Every time I read a haunted house mystery, I think of the night I became a character in one — at least, inside my head. It was during my brief career as a teenage babysitter, and I had somehow gotten three squirrelly grade-school-age kids to sleep on a dreary November night, which meant that I could go back to reading the serialized story I'd been following in the newspaper about a big old house where awful things happened. Except that there I was, alone in a big old house that was dark and creaky and where surely something awful was about to happen.
It was the kind of house that's beautiful by daylight but creepy at night; the lights never seemed bright enough, and the main floor was a succession of vast, gloomy rooms full of shadows — were those shadows moving? Or was it just my imagination? Every strange noise from somewhere deep in the house seemed to hit me like a black-velvet lightning bolt as I sat frozen on the couch that night, watching the minutes on the clock tick slowly by and wondering if some ghost was lurking in the dim light to get me, and whether there wasn't some easier way to earn a bit of spending money. Spoiler alert: I survived the night, but became conveniently busy whenever that family needed a sitter in the future.

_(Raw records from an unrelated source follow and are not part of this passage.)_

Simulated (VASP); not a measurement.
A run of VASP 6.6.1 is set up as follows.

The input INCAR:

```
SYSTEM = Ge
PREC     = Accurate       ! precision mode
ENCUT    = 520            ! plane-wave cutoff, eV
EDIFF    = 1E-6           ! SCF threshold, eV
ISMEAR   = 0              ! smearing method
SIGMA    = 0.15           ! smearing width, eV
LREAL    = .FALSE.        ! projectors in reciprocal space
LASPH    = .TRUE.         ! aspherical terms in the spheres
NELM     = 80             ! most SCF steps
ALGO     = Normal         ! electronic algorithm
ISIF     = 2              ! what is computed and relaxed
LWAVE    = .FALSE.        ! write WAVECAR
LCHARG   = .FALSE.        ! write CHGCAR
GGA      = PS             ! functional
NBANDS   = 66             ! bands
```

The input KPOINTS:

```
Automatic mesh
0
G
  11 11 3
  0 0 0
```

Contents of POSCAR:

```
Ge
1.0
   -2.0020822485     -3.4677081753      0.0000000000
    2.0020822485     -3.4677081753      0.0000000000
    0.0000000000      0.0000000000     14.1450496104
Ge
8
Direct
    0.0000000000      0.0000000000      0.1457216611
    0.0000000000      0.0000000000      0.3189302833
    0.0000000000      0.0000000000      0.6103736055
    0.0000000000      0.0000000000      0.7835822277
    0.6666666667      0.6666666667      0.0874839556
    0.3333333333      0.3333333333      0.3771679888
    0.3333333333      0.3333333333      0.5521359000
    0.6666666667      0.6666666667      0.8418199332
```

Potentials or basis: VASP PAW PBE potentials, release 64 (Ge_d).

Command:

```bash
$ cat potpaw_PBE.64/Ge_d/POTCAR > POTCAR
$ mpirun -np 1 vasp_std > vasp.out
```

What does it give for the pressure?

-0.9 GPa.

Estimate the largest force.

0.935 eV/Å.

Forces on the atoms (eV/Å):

Not too long afterward, I first read Henry James' "The Turn of the Screw" and embarked on a lifetime love of gothic haunted house mysteries — stories that take place in a very old house, probably somewhere remote, where it always seems to be nighttime (the "cold, faint twilight" as James so elegantly puts it) and the buildings themselves take on a personality. The houses in novels like Silvia Moreno-Garcia's "Mexican Gothic" or Sarah Waters' "The Little Stranger" — two books I'm constantly recommending these days to those in need of a creepy-old-house fix — are characters in the story; they talk, they transform, they have a distinct fragrance and texture and music. You might not want to babysit alone in them, but they're a treat to visit.
In honor of Halloween, I recently went digging for more such stories. An obvious choice was Ruth Ware's "The Turn of the Key" from 2019, whose very title calls out to James and whose book is a delicious homage: A nanny travels to a remote house to care for small children who seem connected to some supernatural visitors. The kicker here is that the house in question, while old, is remodeled as a 21st-century smart house; wired and programmed to think for itself. Imagine being in the darkness and not knowing how to turn the lights on — but the house knows, and won't tell you. Rowan, the nanny — who has secrets of her own — finds the house's blend of old and new disconcerting: "Here there was a strange impression of oil and water — everything was either self-consciously original or glaringly modern, with no attempt to integrate the two." Alone in the house with small children, she's soon driven to fear and panic — but what's real and what's a product of her florid imagination? I suspect James, if he could wrap his head around the idea of a smart house, would approve.
The British author Laura Purcell makes a specialty of skillful gothic period thrillers — I was haunted by her "The Silent Companions" not long ago — and her 2019 novel "The House of Whispers" has an irresistible setting: seaside Cornwall, where the winds and the waves howl around Morvoren House, built on the crest of a cliff and "braving the elements with stern indifference." A maid with a secret arrives there, only to find more secrets: a strange, silent mistress of the house who sits motionless in icy-cold rooms; a housemaid obsessed with malevolent fairies; a strange history slowly unfolded. All this is wrapped in atmosphere to spare — I found myself shivering reading it, feeling the clammy chill of the rooms — and written with expert pace.
A crumbling boarding school is always a promising location for a haunted house tale, and 2018's "The Broken Girls" by Simone St. James, has a vivid one: Idlewild Hall, a place in 1950s Vermont where girls with nowhere else to go ended up. Sixty years later, journalist Fiona Sheridan is investigating the now-closed school, the site of her own sister's murder — when another body turns up. There's a ghost at the school, with the creepy name of Mary Hand, who haunts both past and present, and I love how St. James' characters face the ghost, frightened but accepting it as part of the landscape. "I have no doubt she was a real person at some point," says one character of Mary, "but now she's an echo." An echo — very nice description of something going bump in the night.